Jailed Activist Ends Hunger Strike in Algeria

Human Rights Watch

An unjustly imprisoned Algerian blogger and activist ended the hunger strike he had begun three weeks ago to protest both his detention and the conditions in which he was being held, Human Rights Watch said today. The Algerian authorities should immediately release the activist, Merzoug Touati, who was prosecuted for his online criticism of prison conditions.

Touati was detained on December 28, 2021, and sentenced to one year in prison and a fine of 100,000 dinars (US$700) on January 3, 2022, for “offending state institutions” and “spreading false information” in connection to a Facebook post. An appeals court confirmed the decision on February 16. He is one of hundreds of Algerians currently detained for peaceful expression.

“Touati should be with his family and writing online, not in a prison cell,” said Eric Goldstein, deputy Middle East and North Africa director at Human Rights Watch. “The Algerian authorities should stop Touati’s years-long persecution and immediately release him.”

Touati, 34, founded and writes for the political website elhogra.com, “hogra” meaning “contempt” or “oppression” in Algerian Arabic. He actively participated in the Hirak protest movement, which began in February 2019 with massive demonstrations to demand political reform. He also covered the Hirak marches for the Algerian news outlet lavantgarde-algerie.com.

The police arrested him after he responded to a summons in the city of Ghardaïa, in southern Algeria, on December 28, his wife, Nfissa Touati, told Human Rights Watch. He was first held in Ghardaïa, then transferred to Laghouat prison on March 1.

Touati began his hunger strike on March 29, she said, to denounce his arbitrary imprisonment, poor prison conditions, and his detention in Laghouat, which is 500 kilometers from his family and lawyers in Béjaïa.

Touati described to his wife deplorable detention conditions, saying he shared a small cell without enough beds for him and his nearly 20 cellmates.

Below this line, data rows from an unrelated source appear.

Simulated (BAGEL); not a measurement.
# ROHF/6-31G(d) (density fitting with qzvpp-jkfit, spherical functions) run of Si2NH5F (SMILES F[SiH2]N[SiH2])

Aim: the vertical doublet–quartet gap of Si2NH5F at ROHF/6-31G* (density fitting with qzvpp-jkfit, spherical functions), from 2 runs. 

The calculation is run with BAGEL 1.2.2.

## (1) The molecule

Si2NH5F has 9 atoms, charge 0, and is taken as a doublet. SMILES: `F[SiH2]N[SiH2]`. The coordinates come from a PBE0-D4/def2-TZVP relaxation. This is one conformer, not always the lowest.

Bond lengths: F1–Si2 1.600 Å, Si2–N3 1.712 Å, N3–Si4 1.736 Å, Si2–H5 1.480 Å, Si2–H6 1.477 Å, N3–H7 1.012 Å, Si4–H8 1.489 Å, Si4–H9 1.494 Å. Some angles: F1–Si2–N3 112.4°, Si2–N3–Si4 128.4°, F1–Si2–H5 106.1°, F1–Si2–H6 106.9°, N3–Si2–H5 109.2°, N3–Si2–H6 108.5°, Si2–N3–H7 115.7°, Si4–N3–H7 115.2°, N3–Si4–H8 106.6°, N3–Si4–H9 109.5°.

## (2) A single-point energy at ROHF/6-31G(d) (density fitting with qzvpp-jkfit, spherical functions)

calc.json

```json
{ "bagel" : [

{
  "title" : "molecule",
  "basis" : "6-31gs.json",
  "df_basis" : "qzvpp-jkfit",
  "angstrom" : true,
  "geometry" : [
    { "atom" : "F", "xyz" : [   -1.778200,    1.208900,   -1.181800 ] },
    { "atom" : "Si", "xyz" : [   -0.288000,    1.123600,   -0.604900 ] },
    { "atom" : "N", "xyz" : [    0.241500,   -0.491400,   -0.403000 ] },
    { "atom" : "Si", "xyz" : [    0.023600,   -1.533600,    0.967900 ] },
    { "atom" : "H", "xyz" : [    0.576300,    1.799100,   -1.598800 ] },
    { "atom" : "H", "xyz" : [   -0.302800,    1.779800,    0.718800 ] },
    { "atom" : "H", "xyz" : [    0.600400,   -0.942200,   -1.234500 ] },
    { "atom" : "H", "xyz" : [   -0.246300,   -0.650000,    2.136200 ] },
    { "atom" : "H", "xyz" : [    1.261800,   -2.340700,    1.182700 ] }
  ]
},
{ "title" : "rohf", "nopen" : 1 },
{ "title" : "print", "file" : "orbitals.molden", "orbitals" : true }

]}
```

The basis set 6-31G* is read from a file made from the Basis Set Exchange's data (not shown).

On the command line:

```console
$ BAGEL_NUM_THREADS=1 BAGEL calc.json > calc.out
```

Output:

Nfissa Touati said that the court convicted her husband over a social media commentary published on October 24 denouncing the detention conditions of a prisoner from Ghardaïa, Mohamed Baba Nadjar. Touati often commented on his case. In October 2021, he wrote an article and published on his Facebook page a video in which he criticizes prison authorities for holding Baba Nadjar far from his family and called for his release.

“Today, we are experiencing exactly what he denounced in this video,” his wife told Human Rights Watch. When she visited him on April 6, she said Touati “had terrible stomach pain and could barely stand. He had lost a lot of weight. His face was yellowish, and he was psychologically unstable.”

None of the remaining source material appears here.